Step 1 - Inquire: Students watch a short video on the climate crisis. In groups, students explore and discuss emissions from the transportation sector.

Step 2 - Investigate: Students are assigned one route between New York City and another city in the Northeast. Students calculate miles, cost, time, and CO2e for each travel option for their route.

Step 3 - Inspire: Students participate in a group discussion about the results and explore different ways to decarbonize our transportation system.

Accompanying Teaching Materials
Teaching Tips


  • This is a fun, imaginative, engaging lesson.

  • This lesson features many math skills: addition, subtraction, multiplication, and division by rational numbers; estimation; logic and reasoning skills; problem-solving skills; and algebraic thinking.

Additional Prerequisites

  • You will need to share the Student Slideshow with students and grant them editing rights before the lesson. Students will be writing in the Student Slideshow.

  • Transportation is the largest sector of greenhouse gas emissions in the United States. We must decarbonize our transportation systems immediately to avoid the worst effects of climate change.
  • Students use equations derived from Peter Kalmus’s book called Being the Change: Live Well and Spark a Climate Revolution.
  • The Ford F-150 is used as the example vehicle because it is the best-selling vehicle in the United States. The unit CO2e is used for all travel options. CO2e is used because traveling by plane creates non-CO2 warming effects. You can read more about aviation’s non-CO2 warming effects at the Stay Grounded Website. So in order to best compare the pollution from these travel options, we must use the unit CO2e.
  • CO2e is a metric measure used to compare the emissions from various greenhouse gases on the basis of their global warming potential (GWP), by converting amounts of other gases to the equivalent amount of carbon dioxide with the same global warming potential.
  • There may not be an easy travel option for each route, so students might have to problem-solve.
  • The "How is it viewed by society?" column in the data chart is meant for students to discuss society’s views of that method of transportation. Do people think it is crazy? Normal? Only for the rich? Is one method considered only for "poor people"? Is one considered trendy or cool? Is it comfortable to travel in that way? Is it easy or difficult? These are all good prompts to ask students.
  • Encourage students to have an open mind when discussing low-carbon travel options, such as riding the bus or train. Some students may have never traveled long-distance by bus or train. These are low-carbon options that are significantly better for the planet than driving or flying.

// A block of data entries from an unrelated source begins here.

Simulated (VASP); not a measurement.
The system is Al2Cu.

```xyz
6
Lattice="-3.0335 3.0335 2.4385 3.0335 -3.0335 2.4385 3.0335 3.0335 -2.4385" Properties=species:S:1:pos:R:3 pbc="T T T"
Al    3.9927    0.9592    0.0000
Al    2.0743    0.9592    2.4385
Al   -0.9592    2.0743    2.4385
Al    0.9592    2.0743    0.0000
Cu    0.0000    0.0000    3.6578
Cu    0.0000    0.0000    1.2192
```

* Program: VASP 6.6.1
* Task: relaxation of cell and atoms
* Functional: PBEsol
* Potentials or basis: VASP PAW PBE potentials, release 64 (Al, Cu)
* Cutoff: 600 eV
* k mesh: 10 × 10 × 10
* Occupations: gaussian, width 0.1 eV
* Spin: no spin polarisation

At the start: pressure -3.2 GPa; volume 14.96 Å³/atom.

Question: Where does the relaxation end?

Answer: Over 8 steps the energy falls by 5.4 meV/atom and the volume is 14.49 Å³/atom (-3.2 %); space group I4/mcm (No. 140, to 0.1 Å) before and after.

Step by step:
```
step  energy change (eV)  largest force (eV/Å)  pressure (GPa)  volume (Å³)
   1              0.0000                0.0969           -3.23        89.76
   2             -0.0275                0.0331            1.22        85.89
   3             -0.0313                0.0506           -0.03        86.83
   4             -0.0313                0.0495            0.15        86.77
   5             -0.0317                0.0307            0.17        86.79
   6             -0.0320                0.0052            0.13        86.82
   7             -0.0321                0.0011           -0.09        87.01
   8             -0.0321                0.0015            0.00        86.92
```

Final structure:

  • Students can use the provided glossary to better understand vocabulary.

  • Students can answer the extension questions if they finish early.
  • Students can help other groups complete their charts if they finish early.
  • Students can check over other students’ answers if they finish early.
Scientist Notes

The lesson explores emissions from the transportation system. Students would be able to learn how the society can decarbonize the transportation sector and compute the cost, time, and emissions from different transportation modes. There are no misconceptions in the data source and additional links. Thus, this lesson has passed our scientist review and is recommended for classroom use.


This resource addresses the listed standards. To fully meet standards, search for more related resources.

Supporting Standards

  • Mathematics
    • Expressions & Equations (6-8)
      • 7.EE.B.3 Solve multi-step real-life and mathematical problems posed with positive and negative rational numbers in any form (whole numbers, fractions, and decimals), using tools strategically. Apply properties of operations to calculate with numbers in any form; convert between forms as appropriate; and assess the reasonableness of answers using mental computation and estimation strategies. For example: If a woman making $25 an hour gets a 10% raise, she will make an additional 1/10 of her salary an hour, or $2.50, for a new salary of $27.50. If you want to place a towel bar 9 3/4 inches long in the center of a door that is 27 1/2 inches wide, you will need to place the bar about 9 inches from each edge; this estimate can be used as a check on the exact computation.
    • The Number System (6-8)
      • 7.NS.A.1 Apply and extend previous understandings of addition and subtraction to add and subtract rational numbers; represent addition and subtraction on a horizontal or vertical number line diagram.
      • 7.NS.A.2 Apply and extend previous understandings of multiplication and division and of fractions to multiply and divide rational numbers.
      • 7.NS.A.3 Solve real-world and mathematical problems involving the four operations with rational numbers.
      • 6.NS.B.2 With accuracy and efficiency, divide multi-digit numbers using the standard algorithm.
      • 6.NS.B.3 With accuracy and efficiency, add, subtract, multiply, and divide multi-digit decimals using the standard algorithm for each operation.

Note On Standards:

This lesson is aligned to SubjectToClimate standards. Review the aligned standards directly in the lesson plan document and teacher slideshow.

Discover more on SubjectToClimate.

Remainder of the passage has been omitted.